A black mark on his report? Really? How detailed do you think the reports which go to the next school will be for two errors in one subject in the first term of Yr 8 to follow him through his school career? You are overthinking this.

treas Wed 28-Nov-12 10:24:14

joanbyers middle school - three tier system

Kez100 - have already gone through with it when he was punished with a detention. Actually ds not one for embellishment and a very honest child - too honest for his own good sometimes.

cory - Ds completely oblivious to our annoyance. As for fostering any hard done by feels, forget it, we're a tough get on with it family.

trinity0097 Wed 28-Nov-12 12:16:17

Things like suspensions will get carried into the next school, and internal detention for homework will not be relevant to the next school. They will not care one bit, or even know!

noblegiraffe Wed 28-Nov-12 12:46:13

Next school will probably not even look at his report, let alone care that he had one low mark on an otherwise glowing report.

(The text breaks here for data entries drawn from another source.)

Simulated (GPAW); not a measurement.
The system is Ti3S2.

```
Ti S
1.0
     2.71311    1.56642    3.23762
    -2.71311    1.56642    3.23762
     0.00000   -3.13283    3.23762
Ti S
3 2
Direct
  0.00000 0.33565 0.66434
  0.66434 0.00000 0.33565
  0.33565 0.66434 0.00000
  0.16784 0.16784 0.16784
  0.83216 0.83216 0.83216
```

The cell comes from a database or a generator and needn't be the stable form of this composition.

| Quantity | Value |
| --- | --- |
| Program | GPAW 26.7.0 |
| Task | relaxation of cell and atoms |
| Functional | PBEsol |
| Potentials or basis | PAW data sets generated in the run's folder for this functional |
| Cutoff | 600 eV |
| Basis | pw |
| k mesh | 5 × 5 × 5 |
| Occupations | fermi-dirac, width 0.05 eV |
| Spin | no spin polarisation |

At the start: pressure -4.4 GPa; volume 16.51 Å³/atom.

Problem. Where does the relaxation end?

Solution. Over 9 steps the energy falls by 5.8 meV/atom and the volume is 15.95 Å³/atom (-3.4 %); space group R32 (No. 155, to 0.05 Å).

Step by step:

They have hundreds of kids to worry about, some with real issues.

treas Wed 28-Nov-12 12:49:13

noblegiraffe - no need to be patronising

noblegiraffe Wed 28-Nov-12 13:16:07

Sorry, but this really isn't anything to get worked up about.

treas Wed 28-Nov-12 13:37:15

noblegiraffe - not worked up so much as annoyed and just wanted no know if people thought the teacher had been heavy handed with her assessment.

Kez100 Wed 28-Nov-12 15:02:47

You also asked if you should raise a query. My answer, no, you should let it go, as you are a tough get on with it family.

treas Wed 28-Nov-12 15:33:15

Kez100 - did you mean to sound quite so rude

annh Wed 28-Nov-12 16:12:21

Treas that put-down really only works outside MN, not here where it was invented! grin

diabolo Wed 28-Nov-12 16:19:31

I understand your concerns OP and not sure why you seems to be getting a tough time.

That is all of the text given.